Currently if a PTE points to a FS DAX page vm_normal_page() will
return NULL as these have their own special refcounting scheme. A
future change will allow FS DAX pages to be refcounted the same as any
other normal page.
Therefore vm_normal_page() will start returning FS DAX pages. To avoid
any change in behaviour callers that don't expect FS DAX pages will
need to explicitly check for this. As vm_normal_page() can already
return ZONE_DEVICE pages most callers already include a check for any
ZONE_DEVICE page.
However some callers don't, so add explicit checks where required.

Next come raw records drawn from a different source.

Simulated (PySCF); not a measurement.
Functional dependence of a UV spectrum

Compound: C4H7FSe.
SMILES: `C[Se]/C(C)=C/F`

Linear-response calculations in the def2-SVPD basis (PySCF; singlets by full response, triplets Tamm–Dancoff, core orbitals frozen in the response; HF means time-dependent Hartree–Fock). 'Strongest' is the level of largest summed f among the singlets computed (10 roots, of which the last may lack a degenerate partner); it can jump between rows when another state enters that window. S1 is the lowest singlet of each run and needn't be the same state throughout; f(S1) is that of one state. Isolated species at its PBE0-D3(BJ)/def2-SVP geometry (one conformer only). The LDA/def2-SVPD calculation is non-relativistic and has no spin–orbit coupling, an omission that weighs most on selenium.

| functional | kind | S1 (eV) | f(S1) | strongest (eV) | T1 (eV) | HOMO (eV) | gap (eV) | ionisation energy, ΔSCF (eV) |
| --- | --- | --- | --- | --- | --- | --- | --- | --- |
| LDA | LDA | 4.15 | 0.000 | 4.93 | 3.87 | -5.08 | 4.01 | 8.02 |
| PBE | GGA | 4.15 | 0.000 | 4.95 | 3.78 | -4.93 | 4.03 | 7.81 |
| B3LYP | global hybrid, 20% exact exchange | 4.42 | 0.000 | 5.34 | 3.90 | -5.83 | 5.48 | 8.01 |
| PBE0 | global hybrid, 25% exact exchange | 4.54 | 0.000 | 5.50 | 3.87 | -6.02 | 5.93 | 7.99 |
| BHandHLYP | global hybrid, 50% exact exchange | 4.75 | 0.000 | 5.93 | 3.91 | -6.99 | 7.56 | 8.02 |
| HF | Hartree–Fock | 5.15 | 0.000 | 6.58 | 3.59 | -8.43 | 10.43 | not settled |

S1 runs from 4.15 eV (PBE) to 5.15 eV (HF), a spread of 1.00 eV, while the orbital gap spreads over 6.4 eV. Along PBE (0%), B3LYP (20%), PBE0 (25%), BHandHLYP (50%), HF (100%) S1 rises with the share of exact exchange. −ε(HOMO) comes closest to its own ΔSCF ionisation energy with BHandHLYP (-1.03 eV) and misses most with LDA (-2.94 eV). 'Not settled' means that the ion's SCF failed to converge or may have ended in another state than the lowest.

Signed-off-by: Alistair Popple <apopple@nvidia.com>
---
arch/x86/mm/pat/memtype.c | 4 +++-
fs/proc/task_mmu.c | 16 ++++++++++++----
mm/memcontrol-v1.c | 2 +-
3 files changed, 16 insertions(+), 6 deletions(-)
diff --git a/arch/x86/mm/pat/memtype.c b/arch/x86/mm/pat/memtype.c
index 1fa0bf6..eb84593 100644
--- a/arch/x86/mm/pat/memtype.c
+++ b/arch/x86/mm/pat/memtype.c
@@ -951,6 +951,7 @@ static void free_pfn_range(u64 paddr, unsigned long size)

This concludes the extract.